Homily – 24th Sunday in Ordinary Time (A)

“Three strikes and you are out.” “This is your last warning.” “My patience is wearing thin.”

These are just some of the expressions we use to show a limit to forgiving others before an act of retribution.  Retribution hopes to teach the person a lesson not to re-offend or to settle matters once and for all.

This week’s Gospel continues from last week.  Chapter 18 of Matthew’s Gospel is about community living.  Community living offers opportunities and challenges.  We learn about others as well as ourselves.  A community, no matter how closely aligned their values and principles, will have the occasion to offend another, one way or another.
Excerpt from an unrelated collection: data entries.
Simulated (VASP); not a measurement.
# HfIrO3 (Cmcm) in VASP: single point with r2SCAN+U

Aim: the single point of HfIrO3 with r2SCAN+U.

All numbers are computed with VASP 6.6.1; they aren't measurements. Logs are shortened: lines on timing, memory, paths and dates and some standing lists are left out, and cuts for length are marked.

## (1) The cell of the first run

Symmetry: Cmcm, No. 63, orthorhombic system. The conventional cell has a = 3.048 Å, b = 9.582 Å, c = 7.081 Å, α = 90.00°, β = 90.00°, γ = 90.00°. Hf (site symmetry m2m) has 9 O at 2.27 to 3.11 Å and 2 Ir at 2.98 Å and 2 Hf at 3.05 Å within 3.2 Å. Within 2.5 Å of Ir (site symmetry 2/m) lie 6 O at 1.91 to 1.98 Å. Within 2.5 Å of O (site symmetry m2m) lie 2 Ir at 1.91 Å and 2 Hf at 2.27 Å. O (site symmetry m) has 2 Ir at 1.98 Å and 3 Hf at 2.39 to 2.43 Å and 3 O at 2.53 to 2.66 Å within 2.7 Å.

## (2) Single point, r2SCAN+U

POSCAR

Last week, Jesus told us to approach the offender directly and lovingly with the intention of winning them back.  Peter, always ready to take the opportunity to clarify things with Jesus, asks to quantify forgiveness, as if to put a limit on it.  In response Jesus gives the figure seventy-seven times to say there is no limit.  Forgiving the other that many times ensures the offender is given every chance and the best chances of coming around.  In the parable, the first offender was forgiven for his enormous debt equivalent of taxes for an entire province or state.  This amount is impossible to repay.  He did not, however, forgive the much smaller debt, a few months wages of his debtor.

There’s no end or limit to God’s mercy but there is a condition that we must forgive others as well.